I buy "some technical objects" which have 2 circuit boards, 1 plugged into the 2nd. The 2nd board is bigger and surrounds the 1st, its a weird board that is basically an adapter to make the 1st compatible with servers and is entirely useless to me (can't even seem to sell them).
I unplug the 1st board, remove some model numbers (you brand your merchandise, I unbrand mine) and sell boards these to laptop users (with which they are fully compatible and working after the modifications).
Additionally, the single board shares a model number with the assembly of 2 boards... However one of the modifications I do consists of changing the "firmware" of the board which changes the actual hardware IDs as they show in the system. So I don't sell them based that model number but rather one I have chosen, in fact one from a different product line (though not a different manufacturer of course).
Also additionally, my merchandise is originally branded as 1 company, similar to Dell, and I market entirely to other laptop brands which are somewhat more rare and high end.
I know what you're thinking, it sounds like I'm admitting to being a complete scammer, but the merchandise is NOT fa ked. The HARDWARE is the same at the very base level, so when all's said and done it functions exactly the same as "the real thing". There is actually no way I know of to determine that they were anything other than the real thing.

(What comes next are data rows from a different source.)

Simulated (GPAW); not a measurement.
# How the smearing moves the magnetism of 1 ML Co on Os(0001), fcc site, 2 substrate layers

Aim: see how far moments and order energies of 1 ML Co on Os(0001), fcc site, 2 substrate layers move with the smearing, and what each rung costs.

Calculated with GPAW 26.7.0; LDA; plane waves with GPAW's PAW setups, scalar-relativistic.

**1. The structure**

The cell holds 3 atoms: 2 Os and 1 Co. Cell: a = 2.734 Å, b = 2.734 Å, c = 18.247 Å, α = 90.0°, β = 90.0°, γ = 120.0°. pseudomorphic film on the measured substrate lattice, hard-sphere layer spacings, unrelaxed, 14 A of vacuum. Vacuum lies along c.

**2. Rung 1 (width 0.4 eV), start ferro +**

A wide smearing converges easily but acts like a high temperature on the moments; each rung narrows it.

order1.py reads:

You can't really fa ke computer parts if they work. But this is somewhat beside my point.
For all these reasons, I think my case is an exception. I buy and sell them on the same ebay account in large quantities.
The type of people who buy my items are EXTREMELY concerned with compatibility and (should) resort to visuals. The items as they are originally listed do not show the 1st circuit board or slot it fits in and do not have any of laptop brands I sell to or any of the compatibility information in the listing.
So, to make this seem like less of a threadjack, what I'm saying is you could always do something else to the T shirts to make it not so obvious that you were reselling the chinese sellers items, such as dying them or cutting long sleeved shirts to make short sleeved ones.